BLAND BONANZA

I know quite a few soul collectors who are using the lockdown to re-assess and update their collections… filling in gaps where they know they ought to have more music on a particular artist or group. Here @ SJF we’ve taken the opportunity not only to re-design the site but also look at some artists who we think are maybe a little neglected. One such artist is the wonderful BOBBY BLAND who sadly passed in 2013. Checking what’s available on him, we came across two wonderful archive collections from Jasmine Records – one a retrospective  of his singles between 1951 and 1960; the other a pairing of his first two Duke albums.
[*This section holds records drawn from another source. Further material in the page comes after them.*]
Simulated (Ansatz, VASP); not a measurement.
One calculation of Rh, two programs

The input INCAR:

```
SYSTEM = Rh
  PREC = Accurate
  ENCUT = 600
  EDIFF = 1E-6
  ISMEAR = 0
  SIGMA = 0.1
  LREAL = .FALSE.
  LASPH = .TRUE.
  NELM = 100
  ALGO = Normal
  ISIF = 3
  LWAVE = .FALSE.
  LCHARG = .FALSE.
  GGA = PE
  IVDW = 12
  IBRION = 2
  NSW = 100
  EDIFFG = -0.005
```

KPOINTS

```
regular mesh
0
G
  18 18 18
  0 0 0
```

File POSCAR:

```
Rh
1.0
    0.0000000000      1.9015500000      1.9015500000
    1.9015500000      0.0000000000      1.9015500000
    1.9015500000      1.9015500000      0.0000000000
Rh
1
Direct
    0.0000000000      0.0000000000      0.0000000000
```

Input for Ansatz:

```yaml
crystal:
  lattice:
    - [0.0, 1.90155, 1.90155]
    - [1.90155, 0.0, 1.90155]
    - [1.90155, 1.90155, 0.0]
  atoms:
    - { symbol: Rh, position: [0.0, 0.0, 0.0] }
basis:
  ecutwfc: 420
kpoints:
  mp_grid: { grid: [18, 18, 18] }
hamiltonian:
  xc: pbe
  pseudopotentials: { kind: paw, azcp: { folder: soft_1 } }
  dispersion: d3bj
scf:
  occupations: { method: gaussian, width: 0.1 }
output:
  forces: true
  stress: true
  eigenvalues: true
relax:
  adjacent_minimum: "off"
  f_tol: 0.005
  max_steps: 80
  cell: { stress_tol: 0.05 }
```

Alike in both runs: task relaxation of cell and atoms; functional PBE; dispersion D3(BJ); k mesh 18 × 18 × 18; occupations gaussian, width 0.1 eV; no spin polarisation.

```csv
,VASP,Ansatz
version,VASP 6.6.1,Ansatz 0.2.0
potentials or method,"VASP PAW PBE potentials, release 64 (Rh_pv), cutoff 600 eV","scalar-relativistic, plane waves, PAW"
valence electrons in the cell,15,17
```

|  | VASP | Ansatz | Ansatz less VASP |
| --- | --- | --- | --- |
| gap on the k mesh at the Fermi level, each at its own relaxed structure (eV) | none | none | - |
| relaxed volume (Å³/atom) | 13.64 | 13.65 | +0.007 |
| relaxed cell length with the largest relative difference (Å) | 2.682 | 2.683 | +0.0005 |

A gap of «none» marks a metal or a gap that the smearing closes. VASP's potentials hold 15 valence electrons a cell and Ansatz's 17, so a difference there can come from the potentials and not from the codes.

BOBBY ‘BLUE’ BLAND, IT’S MY LIFE BABY is a 2CD, 46 track retrospective which brings together all his single releases up to 1960. It begins with a clutch of cuts that were released on Chess and Modern before offering a wealth of classic Duke releases. Duke, you’ll know, was originally a Memphis label that was, in 1952, taken over by Houston label Peacock. With the Peacock/Duke owner Don Robey (aka Deadric Malone) and trumpeter/producer Joe Scott, Bland crafted some remarkable music that was one of the cornerstones of the real soul genre. While Sam Cooke brought gospel elements to soul and Ray Charles brought jazz sensitivities, Bobby Bland brought blues shadings  and on the album you can hear the that evolution starting with the authentically bluesy sounds of 1951’s ‘Love You Till The Day I Die’ to the more sophisticated feel of 1960’s ‘I Pity The Fool’.

Hear Bland’s  bluesy/soul sound crystallise on the ‘THAT’S THE WAY LOVE IS’, the Jasmine CD that pairs his first two Duke albums – 1961’s ‘Two Steps From The Blues’ and ‘Here’s The Man’ from the following  year. Both albums are stuffed with tracks that became the core of the singer’s single releases through the early 60s – songs like ‘Little Boy Blue’, ‘Who Will The Next Fool Be’, ‘St James Infirmary’ and the incomparable, haunting ‘Cry, Cry, Cry’. The two LPs became mod collectors’ items, and rightly so.

I was first introduced to Bobby Bland in 1964 in a smoky Liverpool cellar club (The Sink) when a scruffy Scouse band (The Roadrunners) launched into ‘Cry, Cry, Cry’. I was mesmerised… more, when I managed to source the Bland record (from the famed Brian Epstein NEMS shop) and have been a fan ever since. More famous fans include Van Morrison and Mick Hucknall and there are thousands in between. All will relish these two wonderful collections… both available now!